Note: Originally written May 2012
Greetings, my name is Andrew Struttmann. I am the Vice Chairman of the Colorado Federation of College Republicans, as well as a student here at the University of Denver. It is an honour to be here amongst so many other proud members of the Republican party.
There remains so much that I could discuss with you in terms of how my generation will be affected by these upcoming elections. So much so that I would be doing it a profound injustice in this short time. I could tell all of you how this President and his party have mired us in the morass of crushing debt, and that would be true. I could rouse you with denunciations of this President and his party as diluting our freedoms, our liberties, and drowning us in the murky depths of social democracy. This too would be true.
But those are lines overused to a fault. I wish a moment of your time to engage in a conversation that I feel the Republican party must have if we are to remain successful.

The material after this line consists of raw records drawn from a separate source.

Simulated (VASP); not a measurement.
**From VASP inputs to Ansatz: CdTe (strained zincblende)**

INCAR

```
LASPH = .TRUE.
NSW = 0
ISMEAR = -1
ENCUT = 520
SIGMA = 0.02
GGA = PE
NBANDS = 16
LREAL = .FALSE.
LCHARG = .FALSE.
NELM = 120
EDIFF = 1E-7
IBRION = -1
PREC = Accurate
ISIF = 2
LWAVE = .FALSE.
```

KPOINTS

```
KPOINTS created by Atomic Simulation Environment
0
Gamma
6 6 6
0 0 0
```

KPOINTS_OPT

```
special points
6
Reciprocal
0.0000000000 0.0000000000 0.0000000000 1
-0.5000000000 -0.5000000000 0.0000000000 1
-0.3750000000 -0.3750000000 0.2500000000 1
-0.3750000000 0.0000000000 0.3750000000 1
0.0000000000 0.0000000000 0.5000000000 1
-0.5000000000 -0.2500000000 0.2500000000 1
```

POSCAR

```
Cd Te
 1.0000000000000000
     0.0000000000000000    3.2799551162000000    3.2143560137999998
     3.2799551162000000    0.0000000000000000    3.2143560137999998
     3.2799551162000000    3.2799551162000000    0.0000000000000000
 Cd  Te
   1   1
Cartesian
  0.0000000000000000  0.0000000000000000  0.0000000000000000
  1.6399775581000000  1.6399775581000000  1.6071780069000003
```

In darker days for the Republican party, a time when the threat of Communism convinced Whittaker Chambers that he had indeed switched to the losing side by abandoning Communism, Frank Meyer, an conservative intellectual and writer for National Review, developed the idea of fusionism. Fusionism, in short, is a marriage of traditionalist conservatism and libertarian individualism, two ideologies that in warred as often in Meyer's time as they do today. Under this new masthead, the Right and the Republican party was unified against the threat of Communism, and fusionism was instrumental in the election of Ronald Reagan in 1980. In time, the neoconservatives as well conglomerated into our consensus.
Meyer rightly understood that seeking to minimize the gulf between libertarians and conservatives would allow for the intellectual Right to reinvigorate the Republican Party. With the fall of Communism in the early 90s, the bonds forged by fusionism were broken Since that time, our party has been fraught with squabbles amongst these two ideologies.
It is my contention that it is time for the GOP to move towards a new fusionism on the ashes of the old. If we are to defeat Barack Obama and his party this fall, we must embrace it.
Among us there are some who are caught in a perpetual contest of out-conservativing each other. Others in our party seek to exploit our differences on social issues and tear us apart from within. These are damaging, and their excesses must be eclipsed by our new-found unity. We must continue to celebrate, not denigrate, our differences, and know that the Republican party is a place for us to channel our ideas into good governance. If we continue to allow radicalism for its own sake, I fear that any hopes of unity will be frayed. We must avail ourselves to some standard on this issue.
So I challenge all of you, including myself, to look towards a a new spirit of principled unity for our party. But fusionism does not end with our party. It continues in our conversations with other Republicans, it is sharpened by our differences, and reinforced by our overarching similarities. If we are to defeat this President, if we are to make this party the par exemplar of the American Right, then we must move forward in singular purpose. Thank you.